Most automakers saw their U.S. sales drop from May to June, a sign that this year’s slow recovery in the industry may be stalling. Americans are delaying big-ticket purchases because they’re worried about their jobs in an environment of high unemployment. Nervous consumers could mean a tough summer for automakers, who hope to improve sales after a dismal 2009.
“Consumers are clearly hunkering down in light of the current environment, waiting for signs of a renewed recovery,” said Jeff Schuster, executive director of global forecasting at J.D. Power.
Job worries were reinforced Thursday when the Labor Department reported that new claims for jobless benefits jumped last week. Claims have been stuck above 450,000 since the beginning of the year, raising concerns that jobs remain scarce as the economy recovers from the worst recession since the 1930s.
The auto industry’s struggles could be good news for some consumers. Analysts say if the month-to-month declines continue, automakers will be tempted to expand sales promotions such as low-cost leases, zero-percent financing and cash rebates. That wasn’t the case, though, in June, according to the Edmunds.com automotive website. Automakers averaged $2,661 in deals per vehicle last month, down $36 from May.
Sales of General Motors Co., Ford Motor Co. and Chrysler Group cars and trucks fell between 12 and 13 percent from May. Toyota, Subaru and Honda were also down, but Hyundai bucked the trend with a slight gain in May.
“Recent economic news continues to point to a slow recovery with some volatility in it,” said Steve Carlisle, GM’s head of global product planning.
Carlisle pointed to declines in fleet sales as a major reason for the slowdown from May to June. Those sales, which go to bulk buyers such as the government and rental agencies, bring in less money than sales to individuals. GM sold 25,000 fewer vehicles to fleets in June.
Car sales to individuals often slow down from May to June, as deals during the long Memorial Day weekend bring in customers that might have bought cars the following month. Automakers are still predicting a gradual recovery in the last half of the year, and said they weren’t too concerned about the slowdown.
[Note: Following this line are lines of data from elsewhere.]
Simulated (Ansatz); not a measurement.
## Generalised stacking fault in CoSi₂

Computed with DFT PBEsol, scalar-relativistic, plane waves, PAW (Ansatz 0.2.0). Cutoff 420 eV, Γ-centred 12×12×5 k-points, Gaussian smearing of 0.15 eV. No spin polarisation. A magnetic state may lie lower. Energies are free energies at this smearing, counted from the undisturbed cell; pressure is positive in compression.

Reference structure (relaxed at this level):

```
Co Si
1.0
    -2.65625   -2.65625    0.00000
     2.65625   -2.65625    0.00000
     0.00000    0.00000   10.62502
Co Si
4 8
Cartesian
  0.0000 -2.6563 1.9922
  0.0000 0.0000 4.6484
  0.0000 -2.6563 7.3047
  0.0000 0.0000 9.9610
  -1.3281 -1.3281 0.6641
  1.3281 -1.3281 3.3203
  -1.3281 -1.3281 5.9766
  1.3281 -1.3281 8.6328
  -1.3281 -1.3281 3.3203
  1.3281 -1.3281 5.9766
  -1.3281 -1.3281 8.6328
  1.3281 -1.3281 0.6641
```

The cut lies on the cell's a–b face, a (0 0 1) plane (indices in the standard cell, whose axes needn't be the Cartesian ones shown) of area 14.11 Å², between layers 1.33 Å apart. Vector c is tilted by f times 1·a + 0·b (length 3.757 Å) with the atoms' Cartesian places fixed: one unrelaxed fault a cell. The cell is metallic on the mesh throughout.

Sales of GM’s four core brands _ Chevrolet, Buick, GMC and Cadillac _ rose 36 percent over June of last year, helped by strong demand for crossovers and some recovery in pickups. Still, last June was a relatively weak month as GM headed into bankruptcy protection and the industry was in the midst of its worst annual sales in 30 years.
Ford’s overall sales increased 15 percent over last June. Sales of its new F-Series Super Duty pickup rose 58 percent from a year earlier, although sales its top-selling F-Series pickup fell 7 percent from May.
Chrysler said all four of its brands saw gains from June of 2009. But sales fell 12 percent from May and the company conceded that there are signs of economic weakness.
“While there is data that shows the economy is starting to recover, credit is not flowing as freely as it used to, unemployment figures are still a concern for many families in the United States, and consumers are being prudent with their purchases,” Chrysler said in a statement.
Other automakers reporting Thursday:
_ Hyundai Motor Corp. reported a 4 percent increase from May and a 35 percent jump from June of last year, helped by sales of its midsize Sonata sedan.
_ Subaru’s U.S. sales fell about 9 percent from May.
_ Honda Motor Co.’s U.S. sales slipped 9 percent from May but rose 6 percent over June of last year. The Civic compact and Acura MDX crossover led Honda’s June sales.